Business Success: Beyond Red and Black
It is pretty easy to oversimplify success or failure in a business by reducing it to commonplace terms: black and red, assets and liabilities, boom and bust, profit and loss.
The reality is more complex. In fact, it is so complex that it's possible to be a profitable business without being an entirely successful one.
Confused? It's all about cash flow.
There is a common misconception among many business owners that profits and cash flow are the same thing. They are not. For a business to thrive, it must generate profits while also operating with positive cash flow. The two terms represent different financial parameters, but in order to thrive, every entrepreneur must have a solid system to keep track of both.

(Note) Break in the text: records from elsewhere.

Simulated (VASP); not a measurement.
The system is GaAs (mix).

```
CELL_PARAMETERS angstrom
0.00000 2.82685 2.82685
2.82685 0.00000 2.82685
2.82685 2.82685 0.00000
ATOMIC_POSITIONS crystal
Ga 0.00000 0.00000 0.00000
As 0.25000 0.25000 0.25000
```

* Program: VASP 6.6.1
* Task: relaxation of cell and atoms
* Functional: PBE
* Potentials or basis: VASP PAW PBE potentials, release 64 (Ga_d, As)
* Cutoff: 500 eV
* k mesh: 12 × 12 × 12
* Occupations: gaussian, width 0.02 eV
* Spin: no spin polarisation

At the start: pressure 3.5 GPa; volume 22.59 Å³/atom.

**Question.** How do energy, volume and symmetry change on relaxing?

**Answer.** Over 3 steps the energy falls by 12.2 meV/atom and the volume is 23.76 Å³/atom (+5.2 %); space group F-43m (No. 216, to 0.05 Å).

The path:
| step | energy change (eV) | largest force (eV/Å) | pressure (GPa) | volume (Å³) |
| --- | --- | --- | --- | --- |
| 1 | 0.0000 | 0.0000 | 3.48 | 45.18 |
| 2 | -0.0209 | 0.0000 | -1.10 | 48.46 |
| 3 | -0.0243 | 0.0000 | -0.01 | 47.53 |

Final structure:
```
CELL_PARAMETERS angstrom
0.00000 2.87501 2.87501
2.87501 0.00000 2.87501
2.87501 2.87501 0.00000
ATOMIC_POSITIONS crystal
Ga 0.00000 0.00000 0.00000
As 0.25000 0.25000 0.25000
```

The availability of cash can truly make or break an organization. Cash flow, not profit, determines viability. In fact, one study found that 82 percent of businesses fail as a result of poor cash flow management.
The Meaning of "Cash Poor"
By definition, profit--also called net income--is the surplus after all expenses are deducted from revenue, and it is the basis on which tax is calculated.
On the other hand, cash flow is the amount of available cash within a business at any given time as a result of the inflow and outflow of money. Moreover, profits and cash flow can exist in varying degrees of balance. Consider:
- High profit and low cash flow results in a profitable business unable to pay its bills. How can this happen? If the product you're making is selling for a higher price than what it costs to manufacture, you have a profitable basis for a business. However, the devil is in the details. Many wholesale customers hold invoices for up to 120 days before payment--meaning you may make the sale and deliver the product, but not get your money quickly. If your material suppliers demand payment on delivery of goods, that's a gap of up to three months after you pay suppliers but before receiving payment from your buyers. So, even though you are making a per-unit profit, you may be unable to meet your financial obligations during those lean three months while you wait for your invoice to be paid. In a worst-case scenario, this situation can send a profitable company into bankruptcy.
- Just because a business can pay all of its bills doesn't mean it is profitable. Here's another case: If you've borrowed money to solve a cash flow problem, the increasing debt on that loan could cause your per-unit cost to exceed the break-even point, and your business will no longer be profitable even though you have cash on hand. You could also experience increases in production volume that might cause costs to rise above a profitable level. Growth costs money, and if you suffer from negative cash flow, your growth will be stunted even when there is strong market demand.
Cash is the lifeblood of any business, and the key indicator of financial health. Cash is necessary for daily operations, taxes, purchasing inventory, meeting payroll, and to satisfy other short-term financial obligations.
Manage Liquid Assets Responsibly
Regardless of how great your product or business model is, you will not survive if you cannot manage your company's cash. Small-to-medium businesses are at highest risk of being "cash poor" because they constantly re-invest profits into the operation. Larger, more established businesses frequently have a cash reserve.
Don't let your entrepreneurial dream become a negative cash flow nightmare that isn't ideally positioned for growth. Good cash flow management doesn't happen by accident. It takes planning, and often, professional assistance. To ensure that your company implements the right plan to manage your liquid assets responsibly, consult with an experienced strategic financial management firm. By conducting a step-by-step cash flow analysis and planning ahead for gaps between accounts payable and accounts receivable, you can be sure you'll have the necessary cash flow to grow and invest wisely when opportunities arise.